Access page tables after paging is enabled

[CJ901]

I have managed to enable 32-bit paging and identity map the kernel and video memory. This works fine and I can run my kernel, without generating a triple fault. Since this memory mapping is done before paging is enabled I can access page tables with their physical address.

I'm gonna make a heap manager for the kernel, on top of this virtual memory manager, and therefore need a way to access the page tables after I have enabled paging.

I have read about the self referencing page directory trick but I don't understand how that will give me access to the page tables. With this trick I can only access PDE's and the PDE's only contain the physical address of the table.

As a side note: If I try to access a random unmapped address I will get a page fault. However, if I try to access the page directory, after paging is enabled, the kernel will crash. Why am I not getting a page fault in this case?

[NickJohnson]

There are basically two (good) ways to do this.

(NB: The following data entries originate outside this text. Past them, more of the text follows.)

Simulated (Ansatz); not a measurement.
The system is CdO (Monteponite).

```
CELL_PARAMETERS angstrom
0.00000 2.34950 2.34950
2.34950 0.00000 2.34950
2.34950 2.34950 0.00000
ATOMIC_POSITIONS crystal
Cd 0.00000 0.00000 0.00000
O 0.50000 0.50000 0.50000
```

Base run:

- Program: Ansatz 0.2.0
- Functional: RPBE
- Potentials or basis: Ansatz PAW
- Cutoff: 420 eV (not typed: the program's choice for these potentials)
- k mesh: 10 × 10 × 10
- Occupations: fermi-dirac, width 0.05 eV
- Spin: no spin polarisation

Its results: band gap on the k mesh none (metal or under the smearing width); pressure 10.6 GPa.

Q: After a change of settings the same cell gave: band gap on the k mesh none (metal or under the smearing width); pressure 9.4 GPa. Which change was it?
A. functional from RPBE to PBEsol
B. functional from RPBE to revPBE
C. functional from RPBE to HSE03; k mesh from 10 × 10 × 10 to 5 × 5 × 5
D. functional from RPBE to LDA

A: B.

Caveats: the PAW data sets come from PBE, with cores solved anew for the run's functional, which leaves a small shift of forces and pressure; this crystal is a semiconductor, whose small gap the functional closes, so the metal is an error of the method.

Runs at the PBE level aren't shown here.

The first is what Linux does, and is both the most straightforward to understand and the nicest to the TLB when doing inter-address-space stuff. Its downside is that you waste a ton of virtual memory space and if you want more than ~2GB of memory on 32-bit, things get hairy. For 64-bit it is therefore the obvious choice. Technique 1 simply involves mapping as much of physical memory as you can linearly into the higher half of the address space. The translation from virtual addresses to physical addresses and vice versa is trivial, so manipulating the paging structures is the same after translating all the pointers by a constant. If physical memory is mapped at 0xC0000000, then you would compute *(page_dir_physical + 0xC0000000 + 4 * page_table_number) - 0xC0000000 + 4 * page_offset_in_page_table to get the virtual address of a page table entry (this is simplified and needs to have stuff for masking off flag bits).

The second, known as the "recursive page directory trick" around here, takes advantage of certain properties of the x86/x86_64 paging structure formats to reduce the virtual memory usage of the paging system to exactly 4 MB while also making programming simpler (you no longer even have to walk the page table tree). The downside is that it is arcane, tricky to use for inter-address-space stuff, and probably a bit slower. Technique 2 involves putting the physical address of the page directory into the last entry of the page directory, thereby making it a valid page table as well. When a normal page table is added to the page directory, it then "magically appears" at a corresponding location in the top 4 MB of virtual memory (because it was mapped by the page table that is actually the page directory). This results in all page table entries being located consecutively in the upper 4 MB of memory, including the PTEs that are actually PDEs. This is very convenient, because instead of finding the page directory, translating an entry, finding the page table, then translating that entry, you simply compute 0xFFC00000 + 4 * (page number) to get the virtual address of any page table entry. The page directory entries themselves are just the page table entries from 0xFFFFF000 to 0xFFFFFFFC.

[bluemoon]

Technique 2 involves putting the physical address of the page directory into the last entry of the page directory, thereby making it a valid page table as well.

You can indeed extend the tricky to support mapping page directory into any entry, for instant, I map last entry on 32-bit flat paging, and entry 510 (-512GB ~ -256GB) on 64-bit build, furthermore I use flexible macro instead of hard-code those magic number so that it can be easily changed.

Then, you can also adopt an hybrid mix of the two methods - access local pages with recursive, while have method (1) to case-by-case specially handle situations for cross address-space access, like having a small section of each process mapping globally.

[CJ901]

There are basically two (good) ways to do this.

The first is what Linux does, and is both the most straightforward to understand and the nicest to the TLB when doing inter-address-space stuff. Its downside is that you waste a ton of virtual memory space and if you want more than ~2GB of memory on 32-bit, things get hairy. For 64-bit it is therefore the obvious choice. Technique 1 simply involves mapping as much of physical memory as you can linearly into the higher half of the address space. The translation from virtual addresses to physical addresses and vice versa is trivial, so manipulating the paging structures is the same after translating all the pointers by a constant. If physical memory is mapped at 0xC0000000, then you would compute *(page_dir_physical + 0xC0000000 + 4 * page_table_number) - 0xC0000000 + 4 * page_offset_in_page_table to get the virtual address of a page table entry (this is simplified and needs to have stuff for masking off flag bits).

How much of the physical address space should be mapped? Also, the way I store the tables in physical memory is I ask my physical memory manager to provide the first free block. This means my tables can be anywhere in memory and could mean they're not mapped, unless I map all the physical address space.